Human Rights in a Fractured World
with Alex Neve
Hosted by Adrian Harewood
To Alex Neve, the core promise behind human rights is that they are applied universally: to everyone, everywhere, at all times, without exception. But in this year’s Massey Lectures, he argues that while universality is the noblest promise we can afford our fellow human beings, it’s also the area where we have most gravely failed.
Carleton University’s Adrian Harewood sits down with Alex Neve, former secretary-general of Amnesty International Canada, for a timely conversation on where we went wrong, how we have progressed, and what we can do to fulfill the promise that human rights are inherent, inalienable, and applicable to all people.
At a time of immense global challenges, including the climate crisis, mass atrocities, and the rise of hate, the promise of the Universal Declaration of Human Rights is deeply contested and frayed, even as people demand and embrace their rights as never before.

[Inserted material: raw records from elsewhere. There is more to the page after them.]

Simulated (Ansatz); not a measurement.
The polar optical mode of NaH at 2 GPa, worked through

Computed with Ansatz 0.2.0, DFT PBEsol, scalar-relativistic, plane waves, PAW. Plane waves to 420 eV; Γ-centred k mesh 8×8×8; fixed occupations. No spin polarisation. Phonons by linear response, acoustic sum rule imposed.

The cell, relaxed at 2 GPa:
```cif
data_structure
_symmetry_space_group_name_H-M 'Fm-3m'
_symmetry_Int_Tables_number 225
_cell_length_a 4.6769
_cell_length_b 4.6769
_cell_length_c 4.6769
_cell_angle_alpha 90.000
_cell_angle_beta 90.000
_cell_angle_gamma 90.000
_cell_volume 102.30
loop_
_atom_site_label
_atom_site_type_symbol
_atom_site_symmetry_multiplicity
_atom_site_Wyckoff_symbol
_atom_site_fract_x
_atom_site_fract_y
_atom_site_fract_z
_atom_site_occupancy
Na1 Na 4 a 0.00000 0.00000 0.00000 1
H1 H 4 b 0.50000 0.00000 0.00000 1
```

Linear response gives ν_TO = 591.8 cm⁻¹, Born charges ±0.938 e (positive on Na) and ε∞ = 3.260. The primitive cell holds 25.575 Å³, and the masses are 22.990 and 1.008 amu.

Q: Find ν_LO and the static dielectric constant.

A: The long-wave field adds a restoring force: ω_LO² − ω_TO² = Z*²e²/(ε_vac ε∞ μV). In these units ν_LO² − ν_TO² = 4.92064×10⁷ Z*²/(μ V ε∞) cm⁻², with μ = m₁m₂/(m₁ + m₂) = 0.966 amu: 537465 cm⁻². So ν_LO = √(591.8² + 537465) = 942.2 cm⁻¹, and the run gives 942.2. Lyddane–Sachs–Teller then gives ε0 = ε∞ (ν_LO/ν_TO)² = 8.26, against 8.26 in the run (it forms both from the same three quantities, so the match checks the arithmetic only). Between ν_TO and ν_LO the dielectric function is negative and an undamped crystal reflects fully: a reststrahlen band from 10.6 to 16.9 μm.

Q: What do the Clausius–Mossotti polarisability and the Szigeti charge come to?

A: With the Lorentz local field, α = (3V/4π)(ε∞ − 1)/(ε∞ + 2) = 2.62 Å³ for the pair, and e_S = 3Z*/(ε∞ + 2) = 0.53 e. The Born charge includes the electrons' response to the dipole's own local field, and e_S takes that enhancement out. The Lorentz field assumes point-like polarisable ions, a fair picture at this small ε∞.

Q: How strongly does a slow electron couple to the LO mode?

Universal is the core promise of the human rights order born out of the devastation of World War II and the Holocaust: these rights extend to everyone, everywhere, at all times, without exception. But the cruel reality is that the word universal also screams of our profound failure to keep the promise. Too often, human rights are applied selectively, withdrawn on the whims of political leaders, or ignored altogether, and the broken promise is palpable in humanity’s darkest moments, not only in violent conflict, but also in the economic, political, and social structures of our fractured world.